In a statement accompanying the announcement, Meta stated that it will ‘put new guardrails in place to deter repeat offenses’, including possible limits on distribution of posts that violate its Community Standards and temporarily restricting access to Meta’s advertising tools. Trump might also face further suspensions for ‘between one month and two years’, depending on the severity of his violations. 

 

Commenting on Meta’s decision, Quinn McKew, Executive Director of ARTICLE 19, said: 

‘ARTICLE 19 recognises that Meta needed to strike a balance between preventing serious and immediate harm and safeguarding freedom of expression. The risk of escalating violence merited the decision to suspend Donal Trump’s accounts in January 2021. However, suspensions always raise freedom of expression concerns – we previously argued that an option of account reinstatement should be considered at least once.

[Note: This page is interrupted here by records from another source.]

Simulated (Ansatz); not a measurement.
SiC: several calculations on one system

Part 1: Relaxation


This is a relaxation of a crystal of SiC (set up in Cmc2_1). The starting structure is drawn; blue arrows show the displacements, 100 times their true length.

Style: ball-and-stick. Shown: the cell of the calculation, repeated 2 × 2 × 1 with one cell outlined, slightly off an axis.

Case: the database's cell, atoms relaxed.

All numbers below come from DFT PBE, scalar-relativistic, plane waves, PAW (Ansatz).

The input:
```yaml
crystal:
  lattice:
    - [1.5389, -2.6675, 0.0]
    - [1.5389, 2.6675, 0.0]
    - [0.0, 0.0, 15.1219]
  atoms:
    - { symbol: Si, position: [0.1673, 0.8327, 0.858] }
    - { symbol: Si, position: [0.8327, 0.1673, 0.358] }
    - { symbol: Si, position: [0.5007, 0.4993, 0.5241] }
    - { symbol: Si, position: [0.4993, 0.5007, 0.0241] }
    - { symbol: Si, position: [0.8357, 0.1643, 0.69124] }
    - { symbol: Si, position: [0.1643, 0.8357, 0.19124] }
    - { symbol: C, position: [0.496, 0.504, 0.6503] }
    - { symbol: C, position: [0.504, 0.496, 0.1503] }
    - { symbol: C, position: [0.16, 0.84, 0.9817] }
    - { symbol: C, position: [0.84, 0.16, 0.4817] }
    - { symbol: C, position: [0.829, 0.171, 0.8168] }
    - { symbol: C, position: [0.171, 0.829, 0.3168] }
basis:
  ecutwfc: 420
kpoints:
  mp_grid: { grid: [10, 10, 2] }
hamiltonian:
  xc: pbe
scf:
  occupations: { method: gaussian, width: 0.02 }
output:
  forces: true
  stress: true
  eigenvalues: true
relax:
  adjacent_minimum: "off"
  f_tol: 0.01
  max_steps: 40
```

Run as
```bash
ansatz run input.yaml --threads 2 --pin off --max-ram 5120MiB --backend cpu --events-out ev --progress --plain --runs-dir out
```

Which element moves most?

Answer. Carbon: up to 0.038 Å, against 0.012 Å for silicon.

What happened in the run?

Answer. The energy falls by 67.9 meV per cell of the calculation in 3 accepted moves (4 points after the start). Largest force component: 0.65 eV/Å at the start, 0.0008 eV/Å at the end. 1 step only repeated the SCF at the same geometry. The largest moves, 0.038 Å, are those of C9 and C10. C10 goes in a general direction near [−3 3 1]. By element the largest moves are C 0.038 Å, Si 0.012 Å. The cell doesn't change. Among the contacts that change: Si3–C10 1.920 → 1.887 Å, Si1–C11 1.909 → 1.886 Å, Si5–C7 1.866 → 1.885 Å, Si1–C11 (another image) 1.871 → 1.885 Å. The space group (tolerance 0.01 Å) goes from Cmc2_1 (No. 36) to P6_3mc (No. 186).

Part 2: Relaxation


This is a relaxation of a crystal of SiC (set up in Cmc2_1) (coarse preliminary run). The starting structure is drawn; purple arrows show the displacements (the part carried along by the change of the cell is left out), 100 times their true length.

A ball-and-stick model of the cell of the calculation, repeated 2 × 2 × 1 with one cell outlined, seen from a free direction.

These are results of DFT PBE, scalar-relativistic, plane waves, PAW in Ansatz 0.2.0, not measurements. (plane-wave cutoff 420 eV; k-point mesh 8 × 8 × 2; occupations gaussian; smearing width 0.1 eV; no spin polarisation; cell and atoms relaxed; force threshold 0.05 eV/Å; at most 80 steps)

‘It remains to be seen what Donald Trump will do with his reinstated accounts. His posts on the Truth Social platform continue to spur hatred, conspiracy theories and disinformation. He may now choose to use his Facebook and Instagram accounts in a similar fashion, given how beneficial those platforms were to him in the past. 

‘This is why Meta must take decisive action if Trump, or any other political figure for that matter, fails to follow the community standards..The attempted coup in Brazil just a few weeks ago viscerally demonstrated that words said by political leaders can lead directly to violence and must be subject to extra scrutiny, not less.

‘Fundamentally, the problem is bigger than just Trump. If Meta did not concentrate so much of the world’s population on its platforms, its decisions about speech would not be nearly as significant. Meta’s business model, wholly dependent on user engagement and mass data collection, is prone to the spreading of disinformation and problematic content. This matters, as Meta, and a handful of other social media companies, hold unprecedented power and influence over billions of users across the world. As lawmakers in the United States continue to debate various forms of platform regulation, we once again urge them to consider systemic solutions that address this power.’

 

Background

Donald Trump’s Facebook and Instagram accounts were suspended on 7 January 2021 over his role in the January 6 Capital riots following the election of President Biden. 

Facebook – now Meta – has subsequently referred the decision to its Oversight Board, which upheld the suspension but criticised that the account was suspended for an undefined period without any basis in Facebook’s content policies for such a penalty, and that there were no criteria for when or whether the account would be restored..

The Oversight Board’s recommendations were consistent with those outlined in ARTICLE 19’s submission to the Board. In our submission, we argued that the indefinite suspension of any account raises serious freedom of expression concerns. Although suspensions may be justified while a significant risk of violence or imminent lawless action persists, users should have the possibility to have their account reinstated when those conditions no longer exist. We further argued that Meta should consider international human rights law when applying and enforcing its community standards, including against politicians and country leaders.

Meta should in particular assess any risk of violence by reference to the immediate and wider context. Since political speech is afforded a particularly high level of protection, strong reasons must be given for restrictions to be justified. The relative position and influence of a politician are relevant to the potential reach of their speech in this context. 

In response to the Board’s decision, Meta converted the indefinite suspension into a two-year one. The decision was taken in line with a newly-adopted enforcement protocol, clarifying how they restrict accounts by public figures ‘during the times of civil unrest and ongoing violence’. Meta announced it would revisit whether to reinstate Trump’s accounts in January 2023.

At the time, Meta’s global affairs head Nick Clegg confirmed that, if and when the suspension is lifted eventually, ‘there [would] be a strict set of rapidly escalating sanctions that will be triggered if Mr. Trump commits further violations in future, up to and including permanent removal of his pages and accounts’.  

Following the Board’s decision, Meta has also amended its ‘newsworthiness’ exemptions under which it allows content that might violate its community standards, if Meta considers it newsworthy and in the public interest. In line with ARTICLE 19’s submission to the Board, the exemption now focuses on the speech itself rather than the nature of the speaker when applying the newsworthiness test.